Event
Global Discovery Series: Nationalism, Literature, Family History
The Global Discovery Lecture Series lets you explore the world virtually, both far and near, with Penn faculty members and your fellow alumni community. Each live, interactive lecture features Penn professors sharing new and innovative research on a variety of topics. Participants will have the opportunity to ask in-depth questions and are sure to learn something new in each one hour session.
David Wallace is currently editing a three-volume work for Oxford University Press, with 110 contributors, called National Epics. This project has an interactive website, developed in association with Penn’s Price Lab for Digital Humanities. This webinar will take a look at both the book project and a related seminar, described below, and how they aim to explore, finally, how mastery of local and national understandings helps form a global picture.
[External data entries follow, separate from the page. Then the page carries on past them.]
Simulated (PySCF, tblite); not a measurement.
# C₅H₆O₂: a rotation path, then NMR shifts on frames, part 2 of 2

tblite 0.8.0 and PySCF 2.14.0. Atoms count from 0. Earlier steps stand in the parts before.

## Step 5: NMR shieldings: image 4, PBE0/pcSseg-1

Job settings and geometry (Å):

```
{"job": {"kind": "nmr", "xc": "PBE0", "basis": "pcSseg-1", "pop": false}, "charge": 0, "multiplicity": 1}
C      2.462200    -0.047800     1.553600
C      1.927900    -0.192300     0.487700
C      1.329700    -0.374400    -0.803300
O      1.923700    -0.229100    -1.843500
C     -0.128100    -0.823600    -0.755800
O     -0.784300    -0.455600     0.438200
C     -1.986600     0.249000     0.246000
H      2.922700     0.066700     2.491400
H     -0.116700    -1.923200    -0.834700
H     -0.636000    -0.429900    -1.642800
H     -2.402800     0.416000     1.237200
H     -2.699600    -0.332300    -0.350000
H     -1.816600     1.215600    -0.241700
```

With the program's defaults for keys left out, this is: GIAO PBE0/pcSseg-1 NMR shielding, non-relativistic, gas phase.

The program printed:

The “National Epics” course asks students to consider what imaginative text has a given nation chosen to ‘represent’ itself to the world? When was that choice made, and how well is it holding up? The choice for India has been the Mahabharata for 2000 years, but what of the United States? The class covers one nation and one text per week, beginning in western Europe (France, Spain, Ireland, England, Iceland), pivoting across Eurasia (Russia, Mongolia) and then on to India, Korea, Vietnam, China, among others. Students come to see how their own family histories, always complex, interact with and form part of national sagas.
Featured Speaker
David Wallace is a Londoner who was educated at York, Perugia and Cambridge (Ph.D. 1983); he became a US citizen in 2013. He taught at Stanford, UT Austin, and Minnesota before joining Penn as Judith Rodin Professor in 1996; he has since held visiting professorships at Melbourne, London, Princeton, and Hebrew University, Jerusalem (twice). He has served as President of the Medieval Academy of America and was awarded the Sir Israel Gollancz Prize by the British Academy. He has chaired both English and Romance Language Departments at Penn and has made documentary features for BBC Radio. He has directed the Penn English in London Program three times, most recently in 2023. His current research project, with Oxford University Press, is global in scope: see nationalepics.com, for an interactive website.